The Sunday Times reporter Jonathon Dean asked the actor if there was a contemporary equivalent in shaking up the industry with a “loss of innocence.” Pitt responded, “Harvey Weinstein. Can I say that?” He explained, “It’s more that I think we’re getting recalibrated. But [this time] in a good way.”

Pitt elaborated on his view of Hollywood’s “recalibration.” He said, “What I see now is a new masculinity, especially with people who have gone through Hollywood and its recalibration, a new male who is more vulnerable. I’m not talking mushiness — I mean a man who owns his own flaws and is aware of them and open about it. And vulnerable, with real feelings, rather than being this macho, trying-to-be-tough guy. But that might just be me in my old age, on my own trip, projecting onto everyone else.”

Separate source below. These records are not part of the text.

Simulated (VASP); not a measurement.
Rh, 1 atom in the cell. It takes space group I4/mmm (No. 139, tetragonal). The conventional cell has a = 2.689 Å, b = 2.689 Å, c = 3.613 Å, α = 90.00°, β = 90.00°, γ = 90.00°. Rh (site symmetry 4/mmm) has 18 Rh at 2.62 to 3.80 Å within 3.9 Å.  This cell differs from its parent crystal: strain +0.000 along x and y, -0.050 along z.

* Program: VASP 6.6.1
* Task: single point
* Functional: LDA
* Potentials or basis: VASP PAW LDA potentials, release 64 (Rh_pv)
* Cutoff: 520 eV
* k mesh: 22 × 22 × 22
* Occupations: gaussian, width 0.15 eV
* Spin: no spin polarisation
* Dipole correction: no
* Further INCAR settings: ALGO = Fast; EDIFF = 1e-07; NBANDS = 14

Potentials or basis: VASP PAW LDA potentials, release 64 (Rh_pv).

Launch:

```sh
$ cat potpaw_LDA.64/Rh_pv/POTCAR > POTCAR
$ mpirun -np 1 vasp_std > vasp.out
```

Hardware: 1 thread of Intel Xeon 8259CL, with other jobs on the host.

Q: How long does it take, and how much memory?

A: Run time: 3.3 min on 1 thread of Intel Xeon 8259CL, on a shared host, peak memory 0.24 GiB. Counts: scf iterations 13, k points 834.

Pitt’s former fiancee Gwyneth Paltrow and his ex-wife Angelina Jolie are among more than 100 actresses that have both accused Weinstein of sexual misconduct.

“Once Upon a Time in Hollywood” is the first film from director Tarantino not with Harvey Weinstein and his Miramax and Weinstein Company production companies. In a 2017 interview with The New York Times, Tarantino expressed regret over working with Weinstein and said, “I knew enough to do more than I did.”

“Once Upon a Time in Hollywood,” distributed by Sony, opened to $41 million at the U.S. box office.